A 400 million-year-old creature no larger than a grain of rice has laid claim to the title of world’s oldest insect, according to a study published today in the journal Nature.
The new identification, researchers say, pushes the presumed origins of insect life back by tens of millions of years and sheds new light on the question of why insects now dominate much of the Earth, both in terms of diversity and ecological impact.
The creature’s partial remains, fossilized within a layer of rock and unearthed about 80 years ago in Rhynie, Scotland, lay largely forgotten within London’s Natural History Museum until two American entomologists recently re-examined the fossil under a microscope. They found that the animal, known as Rhyniognatha hirsti and dated to between 396 million and 407 million years old, possessed the well-developed mandibles of a true insect rather than of a more primitive precursor.

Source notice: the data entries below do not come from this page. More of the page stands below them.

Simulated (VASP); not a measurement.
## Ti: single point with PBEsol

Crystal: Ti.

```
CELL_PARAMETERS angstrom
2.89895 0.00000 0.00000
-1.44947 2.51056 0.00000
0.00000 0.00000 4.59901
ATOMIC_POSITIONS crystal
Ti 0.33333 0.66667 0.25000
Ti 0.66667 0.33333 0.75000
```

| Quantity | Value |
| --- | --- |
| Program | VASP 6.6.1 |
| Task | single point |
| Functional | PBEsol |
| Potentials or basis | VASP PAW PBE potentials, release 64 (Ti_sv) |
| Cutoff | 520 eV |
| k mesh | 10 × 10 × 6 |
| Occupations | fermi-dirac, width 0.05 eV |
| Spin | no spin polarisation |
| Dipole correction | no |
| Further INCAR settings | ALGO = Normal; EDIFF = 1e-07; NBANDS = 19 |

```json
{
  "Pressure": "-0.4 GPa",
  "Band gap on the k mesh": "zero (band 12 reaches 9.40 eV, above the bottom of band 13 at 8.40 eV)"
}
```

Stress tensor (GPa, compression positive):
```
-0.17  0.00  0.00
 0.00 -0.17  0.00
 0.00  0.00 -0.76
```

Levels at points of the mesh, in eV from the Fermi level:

University of Kansas entomologist Michael Engel and study co-author David Grimaldi, a curator of invertebrate zoology at the American Museum of Natural History in Manhattan, also argue that the insect likely boasted the earliest known set of wings.
The fragmentary nature of the newly identified creature, whose fossilized remains include little more than its head, leaves open the question of whether the insect had wings, but Grimaldi said its mandible structure strongly suggests that it did.
Grimaldi said the fossilized triangular-shaped mandibles revealed two joints and a broad incisor region and molar region — the same basic structure seen in most winged insects and one more evolutionarily advanced than that of modern mayflies, considered more primitive than other winged insects today.
"The fact that it has mandibles that are even more highly evolved than mayflies really does strongly suggest that this thing was a winged insect," he said.
Grimaldi said the finding means that insects likely originated by the Silurian period, at least 425 million years ago.